In my mind repentance and fear intertwined into a nightmare of terror.
Part of why I wanted to forget that word
is that it seemed an impossible task to reconcile such fear
with the joyful hope of resurrection.
Indeed, such use of the word Repent has more parallels with modern advertising than with the Gospel.
Today we are inundated with messages which lead us to be afraid
Adds for beauty products which tell us that we're nothing
unless we're a size 0 model with perfect skin
Adds for cars which sell status as much as transportation
Adds for useless kitchen stuff which imply that we'll starve without the latest gadget.
Be very afraid, our media tells us
If you can't afford one simple thing
You'll be cast out, judged and known as worth less
If I look critically at the demands for repentance I grew up with I can see the same premise.
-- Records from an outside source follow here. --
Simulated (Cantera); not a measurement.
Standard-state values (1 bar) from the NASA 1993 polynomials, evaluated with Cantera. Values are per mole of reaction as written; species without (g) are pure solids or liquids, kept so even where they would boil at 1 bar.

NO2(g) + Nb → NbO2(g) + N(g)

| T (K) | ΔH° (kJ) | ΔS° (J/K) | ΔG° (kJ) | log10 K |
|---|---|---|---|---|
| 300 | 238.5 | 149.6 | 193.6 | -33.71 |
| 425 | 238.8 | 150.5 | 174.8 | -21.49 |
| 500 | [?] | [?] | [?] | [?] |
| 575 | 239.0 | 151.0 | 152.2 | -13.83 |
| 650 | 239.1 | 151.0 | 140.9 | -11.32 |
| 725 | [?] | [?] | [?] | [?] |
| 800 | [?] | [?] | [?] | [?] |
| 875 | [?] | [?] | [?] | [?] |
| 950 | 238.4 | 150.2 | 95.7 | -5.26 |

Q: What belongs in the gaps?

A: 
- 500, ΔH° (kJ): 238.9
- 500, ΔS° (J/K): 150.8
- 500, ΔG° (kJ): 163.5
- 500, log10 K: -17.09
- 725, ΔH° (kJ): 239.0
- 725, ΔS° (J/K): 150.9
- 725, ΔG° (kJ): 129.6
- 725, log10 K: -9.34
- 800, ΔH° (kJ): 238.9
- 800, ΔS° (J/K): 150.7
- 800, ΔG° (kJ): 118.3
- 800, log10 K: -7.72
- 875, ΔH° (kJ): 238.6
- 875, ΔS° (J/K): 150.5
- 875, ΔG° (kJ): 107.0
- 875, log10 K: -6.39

"Are you lost, depressed or isolated?
Is life without meaning?
Have we got a solution for you!
Repent now and we'll send you a personal boxed Jesus
ready to meet all your salvation needs.
Just wait, there's more.
We'll also include a guardian angel
in the form of this adorable winged toddler.
And there's still more if you call in the next five minutes
we'll double your order of salvation.
That's right, two personal Jesus'
and two guardian angels for the price of one. Order NOW!
That certainly isn't the Good News I'd show up to hear,
and likely isn't what you're seeking either.
In fact I think this is part of what Peter was addressing when he said
"Do not fear what they fear"
The fears I associated with repentance growing up
are the same fears our media uses
to get us to spend more than we have
on junk we don't need.
It is a part of our obligation as Christians to acknowledge
that some of our language,
Some of the gifts we've been given have been corrupted.
So where does this leave us?
I think Christian Comedian Mike Warnke hit the nail on the head when he said
"We're not in the business of scaring the hell out of people
We're in the business of loving the hell out of people"
If we are to "love the hell out of people",
To reach those lost in a prison of hatred, fear, addition and loathing and wrap them in the saving love of Christ
We need to tease out the word repent
from the knot of fear which surrounds it,
In returning to the root word
I learned the term "repent" stems from Hebrew
and combines two verbs,
to return and to feel sorrow.
First, to Return,
Not just a turning away from a current path
But rather a RE-turning back to something that was
Not a fear based turning away from what might be ahead,
But a RE-turning to that which was good and left behind.
A Buddhist monastery once received a huge clay statue Buddha
The statue was displayed, but otherwise ignored.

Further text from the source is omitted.